Engaging in social media is certainly not an easy task for the world's central banks. Even more challenging it is for them to build, and crucially maintain, a successful presence in that online environment they neither own nor control. A central bank is a control freak by definition, and the lack of control has for years been a key reason for central banks' unease about social media.
Against this background, I was excited to have been invited as a speaker at last week’s Central Banking training seminar on "Communications and External Relations for Central Banks" in Windsor, United Kingdom. The seminar was all about central bank transparency and communication issues and the challenges central banks face nowadays in embarking on the strategy of openness and proactive communications with the public. My talk aimed to interact with the participants about ways of overcoming some of the challenges that central banks are facing in dealing with social media.
Below I quote an excerpt from my 2-hour long workshop with the participants from central banks in Europe, Asia, Africa, and both North and Latin Americas:
The key to understanding social media as an element of any central
bank's communication strategy is to consider the networks such as Twitter, Facebook or Instagram a communication tool, not a transparency tool.
Since transparency is a key precondition to successful communication, it is no surprise that very open central banks are predominantly exactly those which have begun routinely using social media as one of their communication tools.
If a central bank is not much transparent about policy, it has pretty much nothing to communicate, and as such it makes no sense for such a central bank to open a Twitter or Facebook account. In that regard, social media activity is merely a reflection of transparency.
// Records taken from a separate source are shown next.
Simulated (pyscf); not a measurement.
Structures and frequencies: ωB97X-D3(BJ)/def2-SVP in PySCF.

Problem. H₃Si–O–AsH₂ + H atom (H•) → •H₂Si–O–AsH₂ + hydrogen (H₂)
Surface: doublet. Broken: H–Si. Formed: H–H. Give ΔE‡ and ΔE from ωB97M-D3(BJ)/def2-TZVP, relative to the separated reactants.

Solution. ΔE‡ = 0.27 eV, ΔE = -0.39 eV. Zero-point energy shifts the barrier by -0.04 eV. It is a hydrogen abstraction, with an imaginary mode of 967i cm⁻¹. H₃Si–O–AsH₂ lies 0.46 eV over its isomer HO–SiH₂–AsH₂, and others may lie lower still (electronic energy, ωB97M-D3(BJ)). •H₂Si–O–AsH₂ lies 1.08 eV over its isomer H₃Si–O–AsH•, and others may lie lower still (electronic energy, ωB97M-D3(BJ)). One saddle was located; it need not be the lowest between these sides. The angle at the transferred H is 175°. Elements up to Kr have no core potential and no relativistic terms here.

Central bank websites have been transforming into digital news and information hubs, and the content they provide via those website hubs will over time naturally be reflected in whatever social and other media they operate at a given time. It is very clear that the words and images used to describe what central banks are doing will need to wary across media, and be tailored to the needs of each individual audience of a given medium.
As for transparency, I follow with interest the transparency-enhancing web activities of a growing number of central banks. Here I am specifically talking a live webcast of a press conference, of an analyst meeting, of a speech by the governor or another policymaker. These broadcasts, provided and paid for by the central bank itself, are non-discriminatory (available not only to subscribers of, say, Reuters or Bloomberg) and give the entire public an opportunity to follow policymakers' comments word by word. This is where in my view lies the next digital frontier of central bank transparency.